The fossil industry is gearing up for a new wave of multi-billion-dollar liquefied natural gas (LNG) plants, and the C$40-billion LNG Canada project in Kitimat, British Columbia is one of the biggest new developments on the list.
“We expect a supply gap in the gas market in the early 2020s,” Shell Chief Financial Officer Jessica Uhl said last month, so “LNG Canada looks very promising.”
Reuters notes that “spending on new, complex facilities that super-chill gas into liquid in order to allow its transportation dried up following the collapse in energy prices in 2014. Appetite was further dampened by fears that a plethora of LNG plants built since the late 2000s would lead to a large supply glut until early in the next decade.”
However, “sentiment has radically changed over the past year. Buoyed by rising oil prices and exceptionally strong demand from rapidly growing economies such as China and India, executives are increasingly confident conditions are once again ripe for new projects.”
The world’s biggest source of LNG, Qatar, has plans to expand its production by one-third, to between 100 and 108 million tonnes per year, in the next five to six years, the news agency reports.
“The glut that people see, I don’t see,” Qatar Petroleum President and CEO Saad al-Kaabi said in May. “If you just count on being pessimistic about the market, and don’t build expansions, you will never catch that upside when the market is up.”

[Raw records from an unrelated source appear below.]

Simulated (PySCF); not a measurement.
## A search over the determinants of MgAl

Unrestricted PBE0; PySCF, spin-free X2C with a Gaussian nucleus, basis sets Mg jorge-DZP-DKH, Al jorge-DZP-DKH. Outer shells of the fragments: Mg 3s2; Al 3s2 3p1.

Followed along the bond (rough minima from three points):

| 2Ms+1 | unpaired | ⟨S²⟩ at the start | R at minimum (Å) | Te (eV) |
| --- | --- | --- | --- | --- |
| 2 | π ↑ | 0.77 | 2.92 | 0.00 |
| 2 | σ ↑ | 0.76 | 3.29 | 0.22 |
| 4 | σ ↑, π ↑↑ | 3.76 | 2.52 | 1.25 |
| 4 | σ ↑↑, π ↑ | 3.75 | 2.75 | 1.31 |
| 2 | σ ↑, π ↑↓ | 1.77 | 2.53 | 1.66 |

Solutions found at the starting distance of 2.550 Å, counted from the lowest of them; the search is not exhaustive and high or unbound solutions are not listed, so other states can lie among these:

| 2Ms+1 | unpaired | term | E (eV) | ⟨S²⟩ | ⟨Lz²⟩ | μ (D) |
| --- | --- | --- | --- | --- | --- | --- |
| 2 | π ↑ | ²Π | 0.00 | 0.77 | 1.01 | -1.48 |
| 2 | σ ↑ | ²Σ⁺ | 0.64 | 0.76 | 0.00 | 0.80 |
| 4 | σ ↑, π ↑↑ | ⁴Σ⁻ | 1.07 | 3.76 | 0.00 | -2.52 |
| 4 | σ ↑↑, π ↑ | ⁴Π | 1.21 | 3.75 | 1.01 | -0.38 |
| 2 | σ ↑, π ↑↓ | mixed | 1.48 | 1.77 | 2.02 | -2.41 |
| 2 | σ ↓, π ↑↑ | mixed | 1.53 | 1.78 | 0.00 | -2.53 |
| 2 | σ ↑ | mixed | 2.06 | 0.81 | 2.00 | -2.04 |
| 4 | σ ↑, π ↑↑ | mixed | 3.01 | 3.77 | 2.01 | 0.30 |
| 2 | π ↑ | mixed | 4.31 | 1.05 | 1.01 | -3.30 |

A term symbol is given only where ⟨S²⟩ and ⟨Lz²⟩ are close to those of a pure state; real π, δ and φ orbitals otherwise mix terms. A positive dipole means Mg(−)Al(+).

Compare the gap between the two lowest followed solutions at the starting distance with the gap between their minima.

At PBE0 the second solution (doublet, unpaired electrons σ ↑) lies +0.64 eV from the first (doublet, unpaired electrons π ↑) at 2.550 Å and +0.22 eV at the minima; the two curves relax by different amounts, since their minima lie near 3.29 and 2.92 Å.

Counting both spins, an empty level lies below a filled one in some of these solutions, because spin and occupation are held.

Reuters cites rising global demand, driven by China’s drive to cut air pollution by scaling back coal-fired generation, as the main factor driving new LNG demand of more than 200 million tonnes per year through 2030.
“China will continue to make the real difference in demand,” said Philippe Sauquet, the head of gas for Total S.A. “I don’t see them slowing down. They are shifting attention to building more and more infrastructure.”
“Investors were highly critical of oil and gas companies earlier this decade, as costs ballooned for many LNG projects under development such as Chevron’s US$54 billion Gorgon project in western Australia, the most expensive in history, or Shell’s $14 billion Prelude LNG, the world’s largest floating structure,” Reuters recalls. “But with services costs still languishing in the wake of the 2014 slump and new technologies helping to simplify and improve designs, new projects are able to compete for capital.” Fossil executives also say they’ve learned from their mistakes on past projects.
The story lists projects now under consideration in Mozambique, Nigeria, Senegal, and Mauritania, with the largest single share of new supply coming from shale gas deposits in the United States.
Last week, as well, Total announced that Russia’s massive LNG export facility on the Yamal Peninsula, of which the French multinational fossil is a 20% owner, had doubled its capacity, from 5.5 to 11 million tons per year. Chair and CEO Patrick Pouyanné called it “another major milestone for this world-class LNG project.”